The School of Art and Design’s Anne Massey appears on Glamour’s Golden Age, BBC4 9-10 giving her expert advice on Art Deco design and architecture. Also on the programme was Kingston University’s Pro-Vice Chancellor Penny Sparke.
The programme was reviewed by the Independent’s TV critic Brian Viner 20 October:
“Anyway, from intelligent, original drama to intelligent, original documentary: Monday evenings are suddenly a counterblast to the oft-heard lament that there’s simply nothing on the telly worth watching, and I haven’t even started on Sir David Attenborough yet. The first programme of another three-parter, Glamour’s Golden Age, was fascinating, with nicely scripted and perfectly delivered narration from Hermione Norris, whose very name could be a throwback to a more stylish era. If the Prince of Wales’s set in 1933 didn’t include a Lady Hermione Norris, it really should have done.

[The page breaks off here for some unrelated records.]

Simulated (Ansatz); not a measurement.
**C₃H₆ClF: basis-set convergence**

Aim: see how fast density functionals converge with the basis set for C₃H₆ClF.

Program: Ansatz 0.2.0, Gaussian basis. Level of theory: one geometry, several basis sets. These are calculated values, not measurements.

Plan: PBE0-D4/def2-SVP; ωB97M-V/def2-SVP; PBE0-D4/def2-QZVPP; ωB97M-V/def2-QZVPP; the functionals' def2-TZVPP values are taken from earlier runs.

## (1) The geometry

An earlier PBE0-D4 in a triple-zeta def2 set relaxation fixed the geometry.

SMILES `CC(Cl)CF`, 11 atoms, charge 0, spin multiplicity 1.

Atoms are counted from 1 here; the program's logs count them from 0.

The thesis of the series is that glamour’s golden age was the period between the wars. The Jarrow marchers might have taken some convincing of this, although even they were touched by the democratisation of glamour, exemplified by Art Deco picture palaces.
Last night’s programme focused on architecture and design, and was enhanced by just the right number of talking heads, all of them making eloquent and pertinent contributions, which is not always the case. One of the heads even suggested that the notion of “streamlining”, an offshoot of Art Deco and increasingly evident through the 1930s in buildings, furniture, planes, trains and automobiles, was eventually applied to the human body itself. The theory went that the eugenics movement, founded in Britain but embraced most wholeheartedly in the United States, and essentially adopted as a creed by the Nazis, represented an attempt to streamline humanity. It was provocative stuff, connecting Busby Berkeley to Adolf Hitler. And apparently the perfect product of 1930s streamlining was the Spitfire, although by the time the Spitfire enjoyed its finest hour, Art Deco was discredited as a decadent, failing architecture. I hope I’ve got that right. If I haven’t, it’s not for the want of trying. In 20-odd years as a TV reviewer, I’ve never scribbled quite so many notes.”